Today we’re introducing flink-s3-fs-native, a ground-up, Hadoop-free S3 filesystem built specifically for Flink. It ships as an experimental opt-in plugin in Flink 2.3, is already running in production at scale at major technology companies, and delivers measurable, reproducible performance gains.
At a glance
| ~2x faster checkpoints | 48.8 s average vs 90.1 s with the Presto plugin; up to 4.5x at small state sizes |
| Drop-in replacement | Swap the JAR, keep your existing flink-conf.yaml, restart your cluster |
| No Hadoop dependency | ~13 MB JAR vs ~30–93 MB; no CVE triage on Hadoop transitive dependencies |
| AWS SDK v2 | Async-first I/O; AWS SDK v1 reached end-of-support on December 31, 2025 |
| One plugin for everything | Exactly-once sinks and fast checkpoints — no trade-offs, no compromises |
Two Plugins, One Filesystem, and No Good Answer #
If you’ve configured S3 for Flink before, you likely know that Flink ships two S3 filesystem plugins, and both register on the same s3:// scheme. Only one can be active at a time. Choosing between them has been a source of confusion for years. Even once one has been chosen, its use still perplexes many end-users because of the similarly-named but different configurations required.

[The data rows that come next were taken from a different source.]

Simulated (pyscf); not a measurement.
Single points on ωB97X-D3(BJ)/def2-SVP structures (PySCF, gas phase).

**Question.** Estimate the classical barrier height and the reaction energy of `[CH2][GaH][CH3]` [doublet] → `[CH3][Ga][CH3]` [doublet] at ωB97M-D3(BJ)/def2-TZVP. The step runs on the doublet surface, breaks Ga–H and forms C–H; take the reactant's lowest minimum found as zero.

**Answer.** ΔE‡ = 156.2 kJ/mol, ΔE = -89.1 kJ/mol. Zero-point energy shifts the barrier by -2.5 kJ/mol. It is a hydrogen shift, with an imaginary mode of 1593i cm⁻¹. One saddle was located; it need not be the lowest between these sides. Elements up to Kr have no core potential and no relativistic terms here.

The Hadoop plugin wraps Hadoop’s S3A client. It supports RecoverableWriter, which enables exactly-once sinks. Unfortunately it pulls in the full hadoop-common dependency tree and AWS SDK v1. Configuration uses Hadoop-native keys (fs.s3a.*) mirrored to Flink-style keys (s3.*) through a compatibility layer.
The Presto plugin was historically recommended for checkpointing because of its faster read path. But it does not support RecoverableWriter, which means exactly-once file sinks don’t work with it. It carries known bugs around directory deletion that require Flink-side workarounds. It also depends on hadoop-common and AWS SDK v1 under the hood.
Both share a common base layer that adapts a Hadoop FileSystem into a Flink FileSystem. This adaptation layer adds indirection, limits Flink-specific optimizations, and ties the implementation to Hadoop’s configuration model and SDK lifecycle.
As a result, you could have exactly-once sinks or a lighter read path, but not both. In addition, you are carrying Hadoop dependency challenges.
The native plugin removes the trade-off entirely.
Why This Matters Beyond Engineering #
The decision to replace the S3 plugin is not just a performance choice. It has direct operational and financial consequences.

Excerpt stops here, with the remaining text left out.